The truth is that the city is….chaotic. It’s old, graffiti and garbage everywhere, crossing the street is like playing the lotto because from what I’ve seen, there are no rules, and so long as you are good with all of that, the place is kind of fun.

Our hotel was in the old city, you can hear motor scooters zooming up and down the streets all day and night and we are in walking distance to all of the local highlights we wanted to see. At midnight somebody somewhere set off fireworks for no reason we could figure out…and yet it fits.

We spent our first day exploring. We visited the Museum of Archeology that houses the bulk of Pompeii artifacts, which was cool but the surprise bonus for me was the statue of Atlas. I’ve seen it in books growing up and never expected to just see it in person but there it was in all of its anatomically correct glory.

Atlas with the weight of the world on his shoulders.

The Museum also has a collection of art and artifacts from Pompeii in the “Secret Room”. You’ve got to be 14 to get in and it houses “adult themed” works of art. It was…educational.

Next we walked over to Via San Gregorio Armenia, which is otherwise known as Christmas alley where you can buy hand carved nativities that are made right there. They are beautiful to be sure but surrounding it all is an almost overwhelming assortment of other Christmas tchotchkes, all tacky, noisy and out of sync with the nativities. It was crowded and while I’m glad we saw it, I think it’s also true to say that I don’t need to go back. One and done.

Beautifully carved and created.

We did visit the subterranean caverns close by. Those were cool. Originally part of 400 km of Roman aqueducts, it was drained in the 1800s after being contaminated with cholera and was a bomb shelter for citizens in WWII.

Of note: 132 steps down and back up so bring your own portable defibrillator. Also don’t go with a group of athletes in town competing because you will be the only one gasping for air when the guide brings you up all 132 steps without a break in record time.

A Roman Cistern

Lunch was authentic pizza at Sorbillo. They are one of THE pizza destinations and we were lucky enough to get there when there was no line. Delicious.
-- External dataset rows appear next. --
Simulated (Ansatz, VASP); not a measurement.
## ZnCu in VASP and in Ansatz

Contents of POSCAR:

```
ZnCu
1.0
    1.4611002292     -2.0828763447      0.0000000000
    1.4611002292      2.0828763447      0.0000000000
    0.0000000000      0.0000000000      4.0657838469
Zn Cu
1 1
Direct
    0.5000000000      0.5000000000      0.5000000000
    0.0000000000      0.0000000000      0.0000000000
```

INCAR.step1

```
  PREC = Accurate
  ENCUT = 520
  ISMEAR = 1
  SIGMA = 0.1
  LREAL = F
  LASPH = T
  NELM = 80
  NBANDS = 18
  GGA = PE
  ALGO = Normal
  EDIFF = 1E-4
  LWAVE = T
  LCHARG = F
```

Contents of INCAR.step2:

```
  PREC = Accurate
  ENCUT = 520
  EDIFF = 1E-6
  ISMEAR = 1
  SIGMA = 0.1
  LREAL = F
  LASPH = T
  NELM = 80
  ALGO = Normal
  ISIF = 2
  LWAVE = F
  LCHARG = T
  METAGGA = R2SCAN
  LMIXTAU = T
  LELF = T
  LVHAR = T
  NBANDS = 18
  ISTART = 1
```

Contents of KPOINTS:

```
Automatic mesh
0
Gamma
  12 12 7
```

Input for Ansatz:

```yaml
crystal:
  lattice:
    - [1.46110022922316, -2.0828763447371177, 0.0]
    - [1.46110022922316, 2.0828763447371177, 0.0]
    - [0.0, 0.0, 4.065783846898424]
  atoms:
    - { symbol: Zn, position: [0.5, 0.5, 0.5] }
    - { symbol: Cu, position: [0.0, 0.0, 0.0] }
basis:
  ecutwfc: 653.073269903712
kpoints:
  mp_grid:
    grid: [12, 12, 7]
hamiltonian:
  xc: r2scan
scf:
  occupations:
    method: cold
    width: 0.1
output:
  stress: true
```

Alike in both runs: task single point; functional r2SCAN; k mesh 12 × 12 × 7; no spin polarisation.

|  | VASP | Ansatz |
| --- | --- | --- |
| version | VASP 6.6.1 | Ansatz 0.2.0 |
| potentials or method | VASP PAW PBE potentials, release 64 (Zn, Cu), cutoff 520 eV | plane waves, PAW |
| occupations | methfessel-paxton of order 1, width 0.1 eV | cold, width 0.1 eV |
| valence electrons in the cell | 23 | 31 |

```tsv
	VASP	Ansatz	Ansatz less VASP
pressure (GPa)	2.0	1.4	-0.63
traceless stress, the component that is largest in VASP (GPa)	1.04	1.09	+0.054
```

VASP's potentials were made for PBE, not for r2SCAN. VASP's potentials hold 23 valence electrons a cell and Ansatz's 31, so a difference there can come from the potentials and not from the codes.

The most legit pizza I’ll ever eat.

Dinner was pasta with clams and mussels and a lovely white wine.

Spaghetti with clams
Spaghetti with mussels
And the wine

Day one was very well spent.

Day two was meant to be the big birthday adventure that we had planned to see the Pompeii ruins and then walk to the top of Mt Vesuvius. If there is one thing Naples has taught me in its organized chaos is keep your plans flexible. We were late getting to Pompeii courtesy of a pair of lovely young honeymooners who had the bus wait outside for them during pickup. We weren’t bored though, someone was ill in the street and we had front tow seats to his urgent care team. I’m sure he’s fine because he was attended to by 3 paramedics, 4 police with rifles, another 4 men in business suits and a woman, presumably his wife. Blanket on, blanket off, blanket on, blanket off, use scissors to cut his expensive shirt open, leave blanket off, have him lift his head for the neck brace. Still no blanket. Everyone take a turn talking to him. On the stretcher, still no blanket, leave honeymooners behind, pickup next stop and circle back 15 minutes later because they are finally ready. Ambulance gone.

Pompeii was amazing, absolutely stunning and I’m so thankful we could go. It was not hard to imagine what it was like in Roman times because it’s been preserved beautifully. The streets have carriage ruts, we sat in one of the theatres, visited a villa, the spa, a brothel and the public square. Just amazing.

Gardens of a Roman Villa
Victim of Vesuvius, a pregnant woman.
This way to the brothel.
Vesuvius

From there things went sideways again, Vesuvius was closed due to a landslide and we were offered a trip to Sorrento instead.

Sorrento was beautiful, I can imagine it is breathtaking in the summer high season but it was just gorgeous today. A few photos of the bay, a free limoncello tasting, time for delicious coffee in the square admiring the Christmas decorations, And back to Naples.

Vesuvius across the bay.

On the way back to Naples, almost another diversion when the truck in front of us broke down in the street. Literally you heard a bang and the trailer was on the ground so either the hitch broke, or the axel broke. I thought for sure we were going to be there for hours, but at least four men appeared out of nowhere and directed us around with centimetres to spare.

As you can see by the angle, this truck isn’t moving.

Last stop of our stay was dinner at a well rated but not upscale restaurant just up the street. Re Lazzarone is rated #35 out of over 2600 restaurants in Naples so we figured it would be a good spot for a birthday dinner. It did not disappoint. Fresh pasta, fresh ingredients, local wine, the perfect birthday dinner.

Creamy lemon pasta with shrimp.
I missed the name but it’s got marscapone and espresso powder.

That’s a wrap for Naples, next stop, Rome.